It's a great time to be a software engineer in Seattle or the Bay Area. But it is much less fun when you're on the hiring side of the table. I wanted to share a few pieces of advice for all the smaller companies that don't have unlimited money or a Google reputation to work with.
The key is differentiation. If you do what everybody else is doing, then you're just another indistinguishable sheep.
Idea one: private offices. The open floor plan is the status quo, but it is a terrible experience for employees. With a pile of money spent on acoustics and visual clutter, it can be made a mediocre experience instead. The purported collaboration benefits just aren't there. Real estate is expensive, but not in comparison to developer salaries. I know more than a few great engineers who'd take a decent paycut to get a private office with their name on the door.
Idea two: hot languages. Some programming languages are passionately loved but scarce in terms of job openings. They may be inherently niche, like Haskell and Erlang, or relatively young, like Rust. Offering jobs for them puts you on the radar of some very talented engineers. We actually did this at Tune in the early days of Go. The downside is a limited library ecosystem; there was no official AWS SDK for Go back when we started.
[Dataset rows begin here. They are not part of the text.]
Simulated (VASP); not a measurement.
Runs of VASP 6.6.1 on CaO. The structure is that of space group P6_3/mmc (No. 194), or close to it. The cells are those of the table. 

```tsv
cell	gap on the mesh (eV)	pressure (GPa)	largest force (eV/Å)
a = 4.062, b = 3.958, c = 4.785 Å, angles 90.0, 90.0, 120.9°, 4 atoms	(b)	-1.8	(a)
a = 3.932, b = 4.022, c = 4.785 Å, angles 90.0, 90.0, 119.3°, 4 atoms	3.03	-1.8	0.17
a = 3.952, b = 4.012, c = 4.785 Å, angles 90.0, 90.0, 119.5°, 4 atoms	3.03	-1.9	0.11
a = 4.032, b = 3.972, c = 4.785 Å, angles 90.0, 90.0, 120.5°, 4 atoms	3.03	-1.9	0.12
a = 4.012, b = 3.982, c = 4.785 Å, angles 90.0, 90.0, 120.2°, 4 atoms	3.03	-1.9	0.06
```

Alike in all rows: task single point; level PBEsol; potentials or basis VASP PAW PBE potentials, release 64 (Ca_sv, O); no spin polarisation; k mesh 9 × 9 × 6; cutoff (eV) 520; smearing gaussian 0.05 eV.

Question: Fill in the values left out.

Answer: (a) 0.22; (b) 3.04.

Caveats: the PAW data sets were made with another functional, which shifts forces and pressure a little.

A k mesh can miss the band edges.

Idea three: go remote. A mediocre Seattle or Bay Area salary puts you top-of-market in most parts of the world. Compensation packages in the tech hot spots are still going up, so it's only going to get worse. That's also increasing retention pressure for your existing engineers. I would strongly consider assembling a distributed team. Western Europe is my top pick for location. The salaries there are astonishingly low, English is widely spoken, time zone differences are manageable, and there are strong legal protections for IP.